Do you want to try again? But do try to realize that probabilities used within a solution cannot affect whether the problems are the same. They can only affect the solutions, and credence=1 events do not do that.

I do not ask anybody (for) their credence if both coins landed on Heads. — JeffJo

Exactly. It is precisely because the prior probability of being asked at least once is 3/4 that the probability that the first coin landed heads is 1/3. — Michael

The original problem is about one coin, not two. Asking about two would make it a different problem. Asking about one is what makes it the same problem.

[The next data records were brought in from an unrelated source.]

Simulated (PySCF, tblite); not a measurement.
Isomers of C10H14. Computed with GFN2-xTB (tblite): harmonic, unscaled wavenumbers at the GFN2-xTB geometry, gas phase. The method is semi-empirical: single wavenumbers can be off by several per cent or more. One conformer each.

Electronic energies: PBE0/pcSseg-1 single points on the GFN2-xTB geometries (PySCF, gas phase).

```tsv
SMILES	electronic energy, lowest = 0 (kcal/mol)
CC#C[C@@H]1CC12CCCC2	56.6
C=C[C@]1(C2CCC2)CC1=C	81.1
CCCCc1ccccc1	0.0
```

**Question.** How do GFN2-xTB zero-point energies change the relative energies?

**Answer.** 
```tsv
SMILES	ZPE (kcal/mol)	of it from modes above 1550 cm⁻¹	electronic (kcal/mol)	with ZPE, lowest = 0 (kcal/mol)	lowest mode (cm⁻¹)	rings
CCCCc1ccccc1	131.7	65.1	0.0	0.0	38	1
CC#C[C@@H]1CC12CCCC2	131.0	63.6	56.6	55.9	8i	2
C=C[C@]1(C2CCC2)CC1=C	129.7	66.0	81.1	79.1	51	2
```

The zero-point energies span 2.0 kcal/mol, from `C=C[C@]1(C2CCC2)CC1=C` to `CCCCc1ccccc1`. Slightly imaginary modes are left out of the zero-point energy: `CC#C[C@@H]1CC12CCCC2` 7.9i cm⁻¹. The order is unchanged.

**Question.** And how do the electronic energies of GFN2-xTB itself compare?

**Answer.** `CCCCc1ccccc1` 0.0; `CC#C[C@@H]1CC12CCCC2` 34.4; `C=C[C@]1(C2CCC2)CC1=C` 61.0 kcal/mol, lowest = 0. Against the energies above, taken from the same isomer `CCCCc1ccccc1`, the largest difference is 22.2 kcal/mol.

But yes, it is indeed true that the prior probability of 3/4 is what makes the answer 1/3. You identified the wrong event for that prior probability (she is always asked), but it is the fact that this same prior probability applies to any waking, and not different prior probabilities depending on whether the subject is wakened on Monday or Tuesday, that makes it usable in a valid solution.

Thank you for stating, in your own words, why this is so.

You toss two coins and don’t ask them their credence if both land heads. That’s what makes your experiment equivalent to my second example where B isn’t asked if heads. — Michael

I do not ask anybody (for) their credence if both coins landed on Heads. I don't ask anybody about coin C2 at all, although it has to be taken into account.

I ask for a credence in whether coin C1 is currently showing Heads. And the way the problem is set up, that is always the same event where coin C1 landed on Heads. Maybe you do not realize that coin C1 is the coin in the problem? And coin C2 is not?

C2 is just the coin that controls ordering. Since amnesia makes ordering irrelevant to the single subject, what coin C2 is showing cannot affect the answer.

That’s what makes your experiment equivalent to my second example where B isn’t asked if heads. — Michael

There is no B anywhere, as far as I can tell. You don't seem to want to explain the important details, like whether B is a person, a person in a different situation, or (as it seems here) if B is an event that is not a part of the experiment.

AGAIN: I use a single subject. That subject is always wakened, but may be wakened twice. That subject is always asked "if heads" about the only coin that the original problem is concerned with, (It's even possible we could pose the question while she sleeps, but we shouldn't expect an answer.) When she can answer, she knows that there are three equally likely combinations for what the two coins are showing, and in only one is coin C1 showing Heads.

This is not difficult. But you do need to stop trying to contrive a situation where it is wrong. So far, you have not even described a situation that applies.

We have two different experiments:

1. A is woken once if heads, twice if tails
2. A is woken once if heads, A and B once each if tails

Your version of the experiment is comparable to the second experiment, not the first. — Michael

Um, no.

In "my experiment" I will literally and explicitly wake the single subject once if coin C1 lands on Heads, and twice if it lands on Tails. And there literally and explicitly is no second subject. So it is an exact implementation of 1, not 2.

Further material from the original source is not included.